How I turned engineers into delivery couriers
The first time I consciously manipulated motivation, I was paying couriers for speed.
Kuper, food delivery, 2021. I'm 23. Built a feature: "Deliver in 30 minutes, get 150₽. In 20 minutes, 220₽." Simple model. Do X, get Y.
It worked. Average delivery time dropped. Metrics green. Unit economics solid. I was proud of myself. (I didn't track traffic accidents at the time. Shame on me.)
The conclusion I drew: motivation = right incentives. Want results, pay for them. If it works for couriers, it works for everyone.
I carried that belief into technology products.
A few years later I was managing a team of PMs and engineers, smart people solving complex problems every day. Same playbook: "Hit your OKR, get a big bonus at review." "Ship the feature by date X, get an extra payment."

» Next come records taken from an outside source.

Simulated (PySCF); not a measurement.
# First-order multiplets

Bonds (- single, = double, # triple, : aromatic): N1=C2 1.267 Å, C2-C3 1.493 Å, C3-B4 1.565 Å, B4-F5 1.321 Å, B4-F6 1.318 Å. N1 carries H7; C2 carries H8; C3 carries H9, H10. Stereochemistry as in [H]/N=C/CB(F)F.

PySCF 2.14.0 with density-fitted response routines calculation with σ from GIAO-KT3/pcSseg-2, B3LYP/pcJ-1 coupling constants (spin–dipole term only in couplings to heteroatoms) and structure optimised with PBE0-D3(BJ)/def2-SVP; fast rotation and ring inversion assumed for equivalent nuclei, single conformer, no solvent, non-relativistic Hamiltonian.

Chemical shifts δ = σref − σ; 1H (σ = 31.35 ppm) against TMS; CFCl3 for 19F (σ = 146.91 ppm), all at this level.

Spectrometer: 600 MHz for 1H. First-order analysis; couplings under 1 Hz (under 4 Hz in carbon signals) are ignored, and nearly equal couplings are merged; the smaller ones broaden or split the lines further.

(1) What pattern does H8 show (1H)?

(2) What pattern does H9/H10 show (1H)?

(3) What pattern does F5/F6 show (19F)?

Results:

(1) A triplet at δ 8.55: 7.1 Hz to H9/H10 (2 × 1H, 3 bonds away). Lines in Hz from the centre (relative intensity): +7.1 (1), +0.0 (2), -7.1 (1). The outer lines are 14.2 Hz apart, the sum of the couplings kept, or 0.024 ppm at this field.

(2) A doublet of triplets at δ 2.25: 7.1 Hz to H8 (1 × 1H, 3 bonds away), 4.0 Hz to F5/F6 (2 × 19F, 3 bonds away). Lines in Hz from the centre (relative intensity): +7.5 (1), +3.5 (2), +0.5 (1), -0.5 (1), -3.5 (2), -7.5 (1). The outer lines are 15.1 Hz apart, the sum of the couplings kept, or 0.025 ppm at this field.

Didn't work. Worse: people started optimizing for the metric instead of the outcome. They stopped thinking. Started cutting corners. Gamed the system.
I thought I just hadn't made the carrot big enough. So I raised the stakes.
It got worse.
Then I found research that explained what I'd been doing wrong:
Sam Glucksberg's candle experiment. Participants need to attach a candle to a wall without dripping wax: non-obvious solution requiring creative thinking. One group gets promised $20 for a fast answer. The other: nothing, just solve it. The group with money took 3.5 minutes longer. The reward narrowed their focus. Instead of exploring, they tried to earn and got stuck. (When the same task was made algorithmic with an obvious solution, money helped. The rewarded group was faster.)
Dan Ariely replicated this in India across reward levels from daily wage to multiples of it. Result: the bigger the reward, the worse the performance on cognitive tasks. In 8 of 9 thinking-heavy tasks, more money meant worse outcomes.
Here's the actual distinction:
Mechanistic work (courier: pick up, deliver): no intrinsic motivation to destroy. Path is clear. Pay more, they go faster. The carrot works perfectly.
Creative work (PM, engineer, designer): solution is non-obvious. Requires genuine thinking. "Do X, get Y" compresses that thinking space and converts an interesting problem into a mechanical one. The brilliant people you spent months recruiting quietly turn into delivery workers.
TL;DR
I spent years trying to motivate engineers and PMs the same way I motivated couriers. It cost me burned-out people and failed projects. The carrot is a real tool — it just breaks what it wasn't designed for.
For routine work: pay for results. For creative work: give hard problems and get out of the way.